ORLANDO, Fla. — More than a dozen rescue vehicles carrying about 40 members of Urban Search and Rescue Task Force IV drove along 36th Street were welcomed Saturday by a crowd of relatives, friends and a massive American flag displayed over the road despite the drizzling rain and humidity.
“I can’t see daddy? Where is daddy?” said two children as they ran after the vehicles to meet with their father. Others followed suit, chasing down and embracing their loved ones on Saturday afternoon, more than a week after the task force — comprised of first responders from Orange, Seminole and Lake counties — assisted operations in Surfside, where a condo complex collapsed.
So far, 24 people have been found dead and another 124 are still unaccounted for after more than a week of sifting through the wreckage at one of the Champlain Towers. Nearly 370 first responders from around Florida arrived to assist the effort along with federal and international crews working around the clock to recover the victims, made more difficult by sporadic fires, heavy rain and an unstable building.
“Every night, our members would get soaked to the bone. Every two hours, they would dry out, rinse and repeat,” task force leader Walter Lewis told reporters after their arrival.
“You have to carry on with your lives at home while he or she is put in harm’s way for days or weeks at a time,” Orlando fire Chief Craig Buckley said, addressing the families of task force members. “Your support means so much to them and inspires them to complete the mission at hand so they can return and reunite with you this afternoon.”
Task force members spent many restless days with the rescue effort, well beyond the assigned 12-hour shifts, officials said at a press briefing following their return to Orlando. In their time away, rescue crews were unable to find any survivors among the rubble.
Many of those who perished in the collapse near Miami Beach were from all over the world, mostly from Latin America, according to news reports.
“It’s not up to us to provide miracles — that’s God’s job,” Lewis said. “... Our outcome was to come home, giving solace to families who would otherwise have not gotten solid answers as to where their family members were found. While it may be somber work, we are very proud to do it.”
What first responders encountered at the site was more than pile of rubble, finding the personal effects and documents of people who once called the 12-story condo building home. Orlando Fire Department District Chief Spencer Bashinski earlier this week likened it to the wreckage left by the bombing of a federal building in Oklahoma City in 1995.
The demolition of the still-standing portions of the building will be demolished as early as Sunday.
The attention on Surfside eventually stretched to surrounding areas like North Miami Beach, where residents of Crestview Towers were evacuated after a January report received by its condo association found structural and electrical issues.
It was eventually turned over to city officials Friday after they threatened to shut down the whole building, according to the Miami Herald.
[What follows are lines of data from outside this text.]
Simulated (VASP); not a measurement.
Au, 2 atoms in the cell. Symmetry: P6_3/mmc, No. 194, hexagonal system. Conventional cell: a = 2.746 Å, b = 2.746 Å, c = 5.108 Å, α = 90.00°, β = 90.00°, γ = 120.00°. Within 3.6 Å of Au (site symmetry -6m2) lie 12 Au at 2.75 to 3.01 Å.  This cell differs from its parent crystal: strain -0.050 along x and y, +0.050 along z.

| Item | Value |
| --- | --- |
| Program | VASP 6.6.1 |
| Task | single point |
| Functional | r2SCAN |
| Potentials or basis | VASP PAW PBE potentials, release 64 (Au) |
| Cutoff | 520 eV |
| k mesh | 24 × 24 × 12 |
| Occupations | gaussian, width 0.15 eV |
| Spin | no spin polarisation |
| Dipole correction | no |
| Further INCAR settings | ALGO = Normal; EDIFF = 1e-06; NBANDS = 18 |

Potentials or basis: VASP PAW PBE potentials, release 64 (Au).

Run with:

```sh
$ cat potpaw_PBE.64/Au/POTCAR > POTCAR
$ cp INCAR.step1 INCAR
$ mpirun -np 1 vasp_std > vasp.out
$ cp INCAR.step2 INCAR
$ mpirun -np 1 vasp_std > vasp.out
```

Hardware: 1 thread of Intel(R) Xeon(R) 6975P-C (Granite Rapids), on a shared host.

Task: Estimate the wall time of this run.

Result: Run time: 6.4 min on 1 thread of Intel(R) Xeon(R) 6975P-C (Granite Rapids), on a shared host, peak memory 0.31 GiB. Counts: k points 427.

Exhaustion marked the faces of the dozens who returned home to central Florida after a week battling the weather and the urgency to recover those who are still reported missing and are likely among the rubble. But the pride of fire rescue leaders and the families who watched as their loved ones stood behind them was palpable.
“They’ll never tell you how dangerous it was, but please take it from me: It was incredibly dangerous,” Orange County Fire Rescue Chief James Fitzgerald said. “I could not be prouder of the men and women who stand behind me.”